I am in the process of comparing the results of obtaining financial information from SEC XBRL financial filings from four different software algorithms (four different software vendors and working on a fifth). This document shows the current results of that analysis. (If you are a software vendor and you have an API which provides financial information from SEC XBRL financial filings and want to be included in this analysis you can see how to extract this information here, contact me when this is working and I will add you to the analysis.)
One thing this analysis shows is exactly what is necessary to make use of the information in SEC XBRL-based financial filings. What that means is that there is no reason to be ignorant about the impact of making specific choices about how information is represented.
These three resources provide detailed information related to reading this information:
- Understanding the Minimum Processing Steps for Effective Use of SEC XBRL Financial Filing Information
- Arriving At Digital Financial Reporting All Stars
- Getting the Current Balance Sheet and Income Statement Start Date Right (This issue was not explained completely in the first document, this clarifies one important issue.)

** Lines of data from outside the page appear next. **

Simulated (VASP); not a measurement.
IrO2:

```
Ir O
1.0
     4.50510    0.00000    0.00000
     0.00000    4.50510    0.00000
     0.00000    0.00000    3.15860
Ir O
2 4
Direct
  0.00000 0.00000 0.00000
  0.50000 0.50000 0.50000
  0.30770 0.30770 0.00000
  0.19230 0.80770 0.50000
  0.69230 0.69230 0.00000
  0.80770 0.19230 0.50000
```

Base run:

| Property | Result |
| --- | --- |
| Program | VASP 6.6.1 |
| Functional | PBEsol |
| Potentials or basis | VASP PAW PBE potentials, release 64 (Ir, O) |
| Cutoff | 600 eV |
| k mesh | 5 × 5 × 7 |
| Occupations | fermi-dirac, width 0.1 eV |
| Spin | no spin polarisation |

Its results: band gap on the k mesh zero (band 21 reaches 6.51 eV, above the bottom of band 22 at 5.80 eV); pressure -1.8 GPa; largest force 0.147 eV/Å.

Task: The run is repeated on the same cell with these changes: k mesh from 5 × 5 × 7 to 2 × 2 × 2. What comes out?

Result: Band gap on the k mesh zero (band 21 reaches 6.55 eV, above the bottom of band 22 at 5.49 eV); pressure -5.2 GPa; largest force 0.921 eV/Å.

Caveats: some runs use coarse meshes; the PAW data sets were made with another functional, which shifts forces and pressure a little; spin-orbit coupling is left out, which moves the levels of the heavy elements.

There are two key pieces of getting the fundamental accounting concept information which provides clues as to what is necessary to get ANY information from an SEC XBRL financial filing.
The first is the mapping between the US GAAP XBRL Taxonomy and the fundamental accounting concepts. This is the XBRL-based machine readable information which contains that mapping. Clearly if different software programs use different mappings, the results the software program will be different. Since the XBRL-based machine readable information is hard for humans to read, I generated this human readable version of the exact same mapping information.
Two of the more interesting mappings are for net income (loss) and equity. Go look at the document or consider this screen shot (click image for larger view):
What is that mapping saying? Well, it says that the same line item "Net Income (Loss)" is being reported using different concepts from the US GAAP XBRL Taxonomy. Those six cover most cases. Now don't get confused here. I really mean the exact same line item, not "Net Income (Loss) Attributable to Parent" or "Net Income (Loss) Attributable to Noncontrolling Interest" or "Net Income (Loss) Available to Common Stockholders". I mean the EXACT SAME LINE ITEM.
There are exactly two reasons this is happening: (a) the concepts available in the US GAAP XBRL Taxonomy, (b) the interpretation of how filers are told to file per the Edgar Filer Manual. I am not going to go into details and explain this, that would take an incredible amount of time and we would have to dig into the details. There is no need to do that though, the SEC XBRL financial filings speak for themselves.
The bottom line is that this inconsistency in which net income (loss) concept to use to report what information is unnecessary. There is no technical reason, you don't get more information if this approach is used, it is flat out unnecessary. In fact, it is unnecessarily confusing.
Look at the concept "Equity". That also provides good insight.
The second key piece are the rules which are necessary to impute fact values which are not reported but that you need to both analyze information and as checks to make sure your data does not contain errors. This is the set of impute rules necessary to get the fundamental accounting concept information.
Looking at impute rule BS-Impute-04, it basically says "IF Assets is not equal to ZERO and if Current Assets is not equal to ZERO (i.e. both Assets and Current Assets are reported); THEN Noncurrent Assets is equal to Assets - Current Assets (i.e. if the filer did not report Noncurrent Assets which is common, just calculate it).
Pretty straight forward why you would need to do this, to both get values you need and cross checks to make sure the information that you are working with is correct.
The impute rules show three important things. First, that you can do this to get and work with the information you need. Second, it shows the extent to which you MUST do this given the way SEC XBRL financial filings are created. Third and most important, that if you CANNOT get certain values there is no way you can create an automated set of impute rules the only alternative is to manually map each SEC XBRL financial filing where you cannot get the values you need.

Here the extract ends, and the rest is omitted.